The Odyssey in Context

It would be nearly impossible to overstate the importance of the Odyssey to Greek literature and culture—and by extension Western literature and culture in general. The Iliad and Odyssey both served a fundamental role in shaping their political and cultural lives. The framers of Greece’s famous governmental systems (the foundation of our modern democracy) used Homer’s epics as precedent and support in much the same way a lawyer today would appeal to Supreme Court rulings in trying to argue a case. The events and language of the poems permeate subsequent ancient Greek literature, from the dialogs of Socrates to the plays of Euripides, and continue to echo strongly in today’s literature.

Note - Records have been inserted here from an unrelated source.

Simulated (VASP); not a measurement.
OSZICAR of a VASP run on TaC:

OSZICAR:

Ancient Rome gradually seized control of Greece between the second and first centuries BCE, and in the process appropriated much of what they found valuable about Greek culture. The great poems of Homer were considered chief among Greece’s cultural gems. In writing his own national epic for Rome, the poet Virgil plainly admitted he was attempting to recreate the glory Homer’s work. As Rome’s military and political dominance spread north across Europe all the way to England, Greek culture (in Roman “packaging”) spread, too, and the Iliad and the Odyssey won more admirers. Countless artists, writers, philosophers, and politicians of the past two thousand years of Western history have acknowledged their debt to Homer, including such famous figures as the Italian artist Michelangelo, English poet John Milton, American politician Thomas Jefferson, American writer Ralph Waldo Emerson, and English writer James Joyce. Eminent eighteenth-century Irish author Samuel Johnson summed up the influence of Homer’s work thus: “Nation after nation, century after century, has been able to do little more than transpose Homer’s incidents, new-name his characters, and paraphrase his sentiments.”